And now for the techy bit:
I fortunately stumbled on to a way of exporting the report(s) I need to a local XML file which I can manipulate. Vaguely remembering some similiar ad-hoc tech work from the past, I remember that Excel can read and treat XML files, so I imported it into Excel. This gave me a readable table that I could manipulate by (manually) removing columns I don’t need, changing their order and removing duplicates while still retaining the sort order.
So question number 1:
Is there any way I can retain this Excel table as a sort of template and then ask it to update only the columns I have retained from the XML file? (Which I can just overwrite each time I export the reports.)
Doing this by hand led to consistent occasions where if the comments field had gone over the character limit for the database, it would dump a second (or more) instance identical to the first one, only to fit in the rest of the text in the comment field. This is very undesirable, leading to…
Question number 2: Is there any way to ask Excel to check if the row-cell with the unique instance identifier is the exact same as another row-cell higher or lower in the column and if so, remove the duplicate fields and merge the two (or more) rows?
(I was thinking something like “IF B1=A1 THEN DELETE B1-B12, SELECT A1-13+B1-13 AND MERGE” but then that would screw up the third or more duplicate instances.)

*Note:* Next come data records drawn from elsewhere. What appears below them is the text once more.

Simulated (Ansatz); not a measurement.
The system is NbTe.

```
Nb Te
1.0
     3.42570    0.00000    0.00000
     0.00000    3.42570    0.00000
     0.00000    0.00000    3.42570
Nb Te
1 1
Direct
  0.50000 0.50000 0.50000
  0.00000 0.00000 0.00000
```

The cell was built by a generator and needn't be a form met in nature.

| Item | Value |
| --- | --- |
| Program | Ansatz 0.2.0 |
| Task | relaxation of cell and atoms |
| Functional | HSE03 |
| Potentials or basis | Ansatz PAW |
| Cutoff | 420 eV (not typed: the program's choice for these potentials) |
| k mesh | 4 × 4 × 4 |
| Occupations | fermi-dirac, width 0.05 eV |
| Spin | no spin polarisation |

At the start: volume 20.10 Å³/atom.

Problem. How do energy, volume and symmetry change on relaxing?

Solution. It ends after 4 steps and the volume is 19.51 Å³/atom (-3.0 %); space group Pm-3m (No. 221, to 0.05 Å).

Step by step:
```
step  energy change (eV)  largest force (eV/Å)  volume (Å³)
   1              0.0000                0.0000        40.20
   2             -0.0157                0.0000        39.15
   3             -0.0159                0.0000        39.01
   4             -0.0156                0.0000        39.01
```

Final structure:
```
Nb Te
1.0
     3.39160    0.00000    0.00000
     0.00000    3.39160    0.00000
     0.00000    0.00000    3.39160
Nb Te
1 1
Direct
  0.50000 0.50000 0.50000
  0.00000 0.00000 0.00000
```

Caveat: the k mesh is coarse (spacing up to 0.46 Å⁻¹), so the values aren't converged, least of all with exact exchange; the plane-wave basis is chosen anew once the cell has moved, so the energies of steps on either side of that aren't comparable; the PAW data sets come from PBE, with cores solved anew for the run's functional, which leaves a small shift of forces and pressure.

Let it be said that I have only casual and cursory experience with both Excel and XML - or any other programming outside HTML and some miniscule amount of terminal/command line work from the bad old days. As in, I have a snowball’s change in hell of programming this myself in VB/XSD/etc, unless given explicit instructions. Of course, if the only solution is to teach myself XDS - which seems likely - then I’ll try, but I was kind of hoping for a clever ad-hoc solution; doesn’t have to be pretty, only has to work!
Thanks!